Mark Slavonia | August 21, 2025

The 19th Century Party People Edition

On late nights, early mornings, and carriages at dawn.

Mark Slavonia (MJS) is an investor, a pilot, and an avid cyclist. He’s written plenty of WITIs, most recently about tall trees, Tuesdays, and the world’s most dangerous toy. He posts other things that are interesting on his website.

Mark here. It’s tempting to assume that modern conveniences like artificial light and speedy transportation would have opened up our nights, and led to later and later socializing. But for formal events, almost the opposite trend has occurred. Over the past 200 years, social events have been creeping earlier and earlier in the evening calendar.

Why is this interesting?

In the 18th and 19th centuries, formal parties and balls began late at night, and ended the next morning. The Regency England dances that feature in Jane Austen’s novels were all-night affairs, beginning around 10 or 11 pm, and continuing until 5 or 6 a.m. (And it was poor form to leave early.) Here’s Austen herself describing a dance she attended:

“We began at ten, supped at one, and were at Deane before five.”

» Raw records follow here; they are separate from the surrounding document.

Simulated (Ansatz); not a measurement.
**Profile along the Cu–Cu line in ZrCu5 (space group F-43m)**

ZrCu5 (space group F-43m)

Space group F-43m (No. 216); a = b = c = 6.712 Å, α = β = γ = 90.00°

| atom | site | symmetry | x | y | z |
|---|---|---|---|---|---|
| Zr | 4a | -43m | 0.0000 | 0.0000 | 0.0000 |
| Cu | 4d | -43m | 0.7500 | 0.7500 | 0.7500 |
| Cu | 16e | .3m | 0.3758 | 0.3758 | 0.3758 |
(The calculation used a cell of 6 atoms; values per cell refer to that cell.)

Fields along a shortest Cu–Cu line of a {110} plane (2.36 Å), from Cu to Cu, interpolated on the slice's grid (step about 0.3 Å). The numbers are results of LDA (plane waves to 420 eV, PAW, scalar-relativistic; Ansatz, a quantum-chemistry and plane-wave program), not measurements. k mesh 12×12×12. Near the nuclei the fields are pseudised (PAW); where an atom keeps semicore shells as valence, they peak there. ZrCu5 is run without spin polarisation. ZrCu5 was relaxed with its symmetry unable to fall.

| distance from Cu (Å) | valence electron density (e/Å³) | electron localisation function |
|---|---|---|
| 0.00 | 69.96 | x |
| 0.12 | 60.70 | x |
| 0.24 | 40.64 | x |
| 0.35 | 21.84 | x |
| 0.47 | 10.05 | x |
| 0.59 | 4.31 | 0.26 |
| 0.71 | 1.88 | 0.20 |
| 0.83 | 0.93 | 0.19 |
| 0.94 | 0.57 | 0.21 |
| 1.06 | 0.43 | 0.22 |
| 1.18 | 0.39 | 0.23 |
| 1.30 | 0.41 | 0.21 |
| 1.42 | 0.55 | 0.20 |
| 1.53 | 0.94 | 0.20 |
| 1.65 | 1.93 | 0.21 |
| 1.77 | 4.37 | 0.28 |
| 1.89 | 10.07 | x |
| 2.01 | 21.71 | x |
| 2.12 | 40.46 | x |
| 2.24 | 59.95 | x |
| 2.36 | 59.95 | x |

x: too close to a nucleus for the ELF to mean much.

In Austen’s novel Mansfield Park, Sir Thomas spots a guest who is flagging in the wee small hours. He sneaks a discreet peek at his watch and says:

“It is three o'clock, and your sister is not used to these sort of hours.”

The Bennett Sisters leaving a dance at dawn, from Pride and Prejudice (2005)

An Austen reader might assume these late nights were some sort of Regency aberration. But upper-class parties were midnight events as early as the late 18th century. Here’s the Marquis de Lafayette, commenting on his three weeks in London in 1777.

“We never retire here before five a.m.”

The party was raging in Lafayette’s native France as well. In The Fate of the Day, Rick Atkinson describes the life of Marie Antoinette:

“There was always another ball to attend, usually beginning at midnight and lasting until daybreak”.

High society in the New World copied the European upper class, and imported the tradition of crushingly late parties. Here’s a description of the antebellum Jockey Club Ball in Charleston, South Carolina:

The ball began at eleven p.m. and ended at six the next morning with dancing and an elaborate banquet.”—‘The Demon of Unrest: A Saga of Hubris, Heartbreak, and Heroism at the Dawn of the Civil War’ by Erik Larson.

Gilded Age New York partied similarly late. The Vanderbilt Ball, hosted on March 26, 1883 by Alva Vanderbilt, started at 11:30 p.m (although, like at the Academy Awards today, guests arrived as early as 10:30 to be seen making an entrance). Dinner was served at 2:00 a.m., and guests returned home as the sun rose at 6:00 a.m.

I’m not certain that it was always this way. In Henry IV, Part II, Shakespeare has Falstaff say, “We have heard the chimes at midnight” to suggest a shared experience of late-night drinking. That implies that in 1600 (or as Shakespeare understood Henry IV’s time, which was 1400), midnight was plenty late. Midnight was also reasonably late in Cinderella - the midnight deadline first appeared in Charles Perrault’s 1697 version of the story. In France in 1697, a young woman would have had a chance to make an impression at a ball by midnight, but by the time of Louis XVI and Marie Antoinette in the 1770s, the party would have just been getting started.

We can track the slow slide back to early evening party times and reasonable bedtimes by looking at the schedules for Presidential inaugural balls, held intermittently in the U.S.A. since 1809. Lincoln’s inaugural balls reflected the late-night spirit of the 19th century, commencing at 10:00pm. Though Lincoln did not stay late, the parties continued until the early morning.

Grant’s first inaugural ball in 1869, a famously overcrowded disaster, also began at 10:00 p.m., with U.S. Grant himself arriving at 10:40. The New York Times reporter on hand memorably sent in this postscript at 2:00 a.m.

McKinley’s 1897 inaugural ball crept forward to 9:00, which was also the start time for Richard Nixon’s 1969’s black-tie event. By the time of Bill Clinton and George W. Bush in the 1990s and 2000s, inaugural balls were commencing at 7:00 p.m. It’s usually a weeknight, after all.

I don’t know how I’d structure my day before an all-night dance that started at 11:00 p.m., and I especially don’t know how I’d manage the day after. It must have been even worse for the many servants, musicians, coachmen, cooks, and cleaners who worked these events. How did they get home, with no carriages to serve them? (MJS)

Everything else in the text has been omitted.